This week’s best streaming: from The War Of Others to The Outs

Life and Death Row: Love Triangle
Life and Death Row: Love Triangle

Vice.com

The War Of Others

Another remarkable film from Vice, which seems increasingly willing to go where established channels fear to tread. This new offering sees Sebastian Weis of its German team visit Kobani in Syria to explore how the conflict is drawing in volunteers from around the world. Weis meets Canadians, Germans, Poles and Italians who have arrived in Syria both to fight Isis and to try and rebuild the country’s shattered infrastructure.

Available now

BBC iPlayer

Life And Death Row: Love Triangle

Making A Murderer might be the most zeitgeisty recent true-crime hit, but BBC3 has had a serialised crime documentary strand of its own ticking over for a few years now. On 25 April, Life And Death Row returns with two daily 10-minute episodes that tell a prisoner’s story over a four day period. Viewers will also be able to explore the details of the case by examining real-life evidence on the BBC website. This time it tracks the case of Emilia Carr, on death row in Florida, having been convicted of the murder of a love rival. Is Carr a sociopath or an innocent lured to her destruction? And is every tangled murder case now destined to be filmed and streamed online?

Available from Monday

Podcast

Line Noise

Lovers of glitchy and graceful electronica have hit the jackpot with this ongoing podcast from journalists-slash-DJs Philip Sherburne and Ben Cardew. The latest edition comprises Sherburne’s set at Barcelona’s Lapsus festival. But earlier instalments find them discussing everything from Matmos to Moodymann with an engaging thoughtfulness that’s rare for the subject matter.

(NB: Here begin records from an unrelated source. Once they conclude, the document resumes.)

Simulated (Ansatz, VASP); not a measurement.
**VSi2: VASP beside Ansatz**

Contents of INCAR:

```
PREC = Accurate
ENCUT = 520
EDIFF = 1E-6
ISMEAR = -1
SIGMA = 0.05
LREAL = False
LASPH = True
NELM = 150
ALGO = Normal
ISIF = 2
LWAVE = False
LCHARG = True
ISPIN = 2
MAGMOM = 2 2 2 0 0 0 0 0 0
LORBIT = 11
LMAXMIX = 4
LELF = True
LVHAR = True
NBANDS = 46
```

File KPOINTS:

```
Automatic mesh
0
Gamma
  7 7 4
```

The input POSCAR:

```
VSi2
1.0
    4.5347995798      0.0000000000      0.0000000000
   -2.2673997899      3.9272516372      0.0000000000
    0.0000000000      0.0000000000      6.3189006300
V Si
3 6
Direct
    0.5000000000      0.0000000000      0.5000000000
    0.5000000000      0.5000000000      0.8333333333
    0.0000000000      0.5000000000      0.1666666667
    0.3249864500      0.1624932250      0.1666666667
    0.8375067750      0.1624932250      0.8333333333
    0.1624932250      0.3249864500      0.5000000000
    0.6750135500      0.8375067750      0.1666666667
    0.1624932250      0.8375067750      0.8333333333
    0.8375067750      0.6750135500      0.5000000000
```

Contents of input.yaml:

Available now with new episodes added regularly

All4

A Very British Coup

It’s easy to underestimate the sheer scale and range of Channel 4’s catch-up and archive service All4. Take A Very British Coup, for example. This 1988 drama in which a hard-left Labour leader from Sheffield becomes prime minister – which, in turn, leads to all manner of hidden-state sabotage – seemed far-fetched at the time. In fairness, it seems far-fetched now. Even so, given the treatment meted out to the current leader of the opposition, it’s not without prescience or pertinence.

Available now

Netflix

Ajin: Demi-Human

With the upcoming Hollywood remake of manga classic Ghost In The Shell garnering negative attention for its casting of white actors, it’s Netflix to the rescue with an unproblematic anime fix. Japanese high-schooler Kei is killed in a traffic accident, only to return from the dead as an immortal Ajin. He’s soon forced on the run by those targeting him for his unusual ability, in a gripping series complete with a wonderfully catchy theme song 

Available now

Vimeo

The Outs

Netflix and Amazon Prime are far from the only big streaming players out there. Premium video-sharing site Vimeo is the latest firm to launch its own original content arm, having snapped up this formerly Kickstarter-funded webseries that’s drawn comparisons with the likes of Broad City and Master Of None. The premise? A humanising look at gay millennial life in Brooklyn that steers clear of cliches. Showrunner Adam Goldman stars as Mitchell, a cardigan-wearing worrier with a troublesome ex. Catch up with the first series for free at theouts.com before launching into the latest run.